Winter Fuels Outlook:
After last year’s relatively warm winter, our forecast assumes this winter heating season will be more normal and see increased spending on heating oil, propane, and natural gas because of higher fuel consumption and prices. Expenditures are expected to be relatively in-line with an average winter.

We forecast that homes that depend on natural gas for heating will experience a 12% increase in their heating costs compared to last winter.
Gasoline/Refined Products:
Despite the late summer’s hurricane disruptions, petroleum markets have largely returned to normal operations. Gulf Coast refineries reached 86% utilization by the last week in September, which was only 5 percentage points below average utilization for this time of year.

Consumers should expect to see retail gasoline prices continue to decrease from the two-year high of $2.69 per gallon, following Hurricane Harvey. We are forecasting average prices at the pump will fall to $2.33 per gallon by December.

Crude oil production in the Gulf recovered following Harvey, with production increasing by about 70,000 barrels per day in September, putting that month’s average production at 1.7 million barrels per day.

Based on our observations of current drilling and our price expectations, the forecast continues to project that U.S. crude oil production in 2018 will top the 1970 annual production record of 9.6 million barrels per day, with the current output forecast at 9.9 million barrels per day next year.
Natural Gas:
We expect that natural gas inventories will reach 3.8 trillion cubic feet by the beginning of the heating season at the end of this month, in-line with average levels from the past five years.

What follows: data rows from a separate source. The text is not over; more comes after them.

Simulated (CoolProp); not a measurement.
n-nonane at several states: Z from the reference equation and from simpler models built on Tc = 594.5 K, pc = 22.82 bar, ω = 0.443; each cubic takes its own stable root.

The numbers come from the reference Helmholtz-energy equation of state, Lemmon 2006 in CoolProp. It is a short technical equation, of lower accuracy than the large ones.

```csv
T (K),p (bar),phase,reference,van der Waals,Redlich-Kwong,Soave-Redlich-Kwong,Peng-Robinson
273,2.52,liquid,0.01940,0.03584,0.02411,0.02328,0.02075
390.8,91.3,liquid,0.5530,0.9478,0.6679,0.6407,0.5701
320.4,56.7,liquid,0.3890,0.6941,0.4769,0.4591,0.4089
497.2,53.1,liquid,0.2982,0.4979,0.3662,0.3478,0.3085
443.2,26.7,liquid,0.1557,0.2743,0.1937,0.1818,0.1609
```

U.S. natural gas exports are expected to grow this winter and mark the first winter the United States will be a net exporter of natural gas.
Electricity:
U.S. homes that depend on electricity for heating are forecast to see their bills increase by 8% this winter compared with last winter.
Coal:
Coal exports were up 62% from January to July 2017 compared to the same period in 2016, based on strong global demand.
Renewables:
For 2017, electricity generation from utility-scale solar power is expected to increase by 40% and small-scale solar is estimated to climb by 28%.